After the West falls, The Romans start instituting a system like the Janissaries - when they reconquer territory they take the some of children of non-Greeks (perhaps Zeno, perhaps Nepos could do this), but are allowed to retire and have children.
The Janissary system compliments the Legions and themes and creates a larger army for the Romans, whilst reducing the non-Greek population, whilst the Greek-speaking descendents of the Janissaries settle the lands emptied by the locals.

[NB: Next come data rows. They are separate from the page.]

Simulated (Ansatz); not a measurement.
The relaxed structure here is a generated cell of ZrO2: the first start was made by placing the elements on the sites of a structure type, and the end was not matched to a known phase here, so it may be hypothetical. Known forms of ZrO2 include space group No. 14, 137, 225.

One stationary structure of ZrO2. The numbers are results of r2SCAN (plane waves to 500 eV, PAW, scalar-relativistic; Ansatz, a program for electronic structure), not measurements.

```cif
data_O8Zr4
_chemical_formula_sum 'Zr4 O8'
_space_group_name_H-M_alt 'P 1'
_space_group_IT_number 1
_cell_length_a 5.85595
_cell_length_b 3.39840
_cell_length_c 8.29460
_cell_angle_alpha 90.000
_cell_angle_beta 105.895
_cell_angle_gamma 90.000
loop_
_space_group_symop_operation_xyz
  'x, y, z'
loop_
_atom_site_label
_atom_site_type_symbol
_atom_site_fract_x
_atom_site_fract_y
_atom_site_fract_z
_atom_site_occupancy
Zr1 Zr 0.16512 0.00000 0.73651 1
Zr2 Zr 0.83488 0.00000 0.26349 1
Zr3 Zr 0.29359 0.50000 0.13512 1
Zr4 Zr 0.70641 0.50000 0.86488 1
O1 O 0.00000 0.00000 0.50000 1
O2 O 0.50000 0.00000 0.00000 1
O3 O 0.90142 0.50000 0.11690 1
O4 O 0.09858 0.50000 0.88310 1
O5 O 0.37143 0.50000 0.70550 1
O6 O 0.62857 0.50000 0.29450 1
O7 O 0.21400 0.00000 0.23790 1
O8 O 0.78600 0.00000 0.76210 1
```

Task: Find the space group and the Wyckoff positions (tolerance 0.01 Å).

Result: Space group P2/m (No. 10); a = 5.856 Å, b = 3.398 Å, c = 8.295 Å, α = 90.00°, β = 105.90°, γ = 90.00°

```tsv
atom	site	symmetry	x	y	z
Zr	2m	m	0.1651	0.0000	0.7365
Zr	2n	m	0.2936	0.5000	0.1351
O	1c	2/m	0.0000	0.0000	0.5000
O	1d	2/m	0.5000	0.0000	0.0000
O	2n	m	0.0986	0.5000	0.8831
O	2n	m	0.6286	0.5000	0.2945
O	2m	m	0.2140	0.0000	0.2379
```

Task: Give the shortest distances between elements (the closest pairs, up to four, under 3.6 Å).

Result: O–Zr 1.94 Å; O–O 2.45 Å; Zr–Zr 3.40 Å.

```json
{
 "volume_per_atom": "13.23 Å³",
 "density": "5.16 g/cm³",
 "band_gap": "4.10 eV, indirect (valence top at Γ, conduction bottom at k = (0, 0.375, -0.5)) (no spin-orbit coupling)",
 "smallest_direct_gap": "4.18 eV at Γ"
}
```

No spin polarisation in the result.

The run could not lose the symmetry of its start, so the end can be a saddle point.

The system can be tweaked, where the choice is that a member of the family joins the theme system (typically the father, perhaps a proxy), or they enter a lottery for their child to be taken, whilst the father will be Greek-speaking, their families will likely not be, but with resettlement the families might find the Greek Lingua-Franca quite a valuable tongue to learn, and the father teaches his children when he comes back from war.
The larger manpower pool created by both turning Slav into Greek, and any captive children into Greeks helps strengthen the Empire and makes it persist, and creating the incentive to expand northwards because the East is lost (for now), say an alt-Seljuk power is strong, no point invading the strong when you can expand in the weaker areas. Dacia and Pannonia are invaded in a number of campaigns, and forcibly settled by Greeks (probably Janissary retirees, and thematic troops), with the original population scattered throughout the Empire each time.
The more European Byzantine Empire may collapse at some point, maybe it doesn't - but they've carved the entirety of the Danube valley after an institutional system of kidnapping, brainwashing, re-educating and culturally assimilating children and fathers, and redistributing the captives families.
You know, what the Romans used to always do. Plus, you have the bonus that Anatolia might speak Greek as well.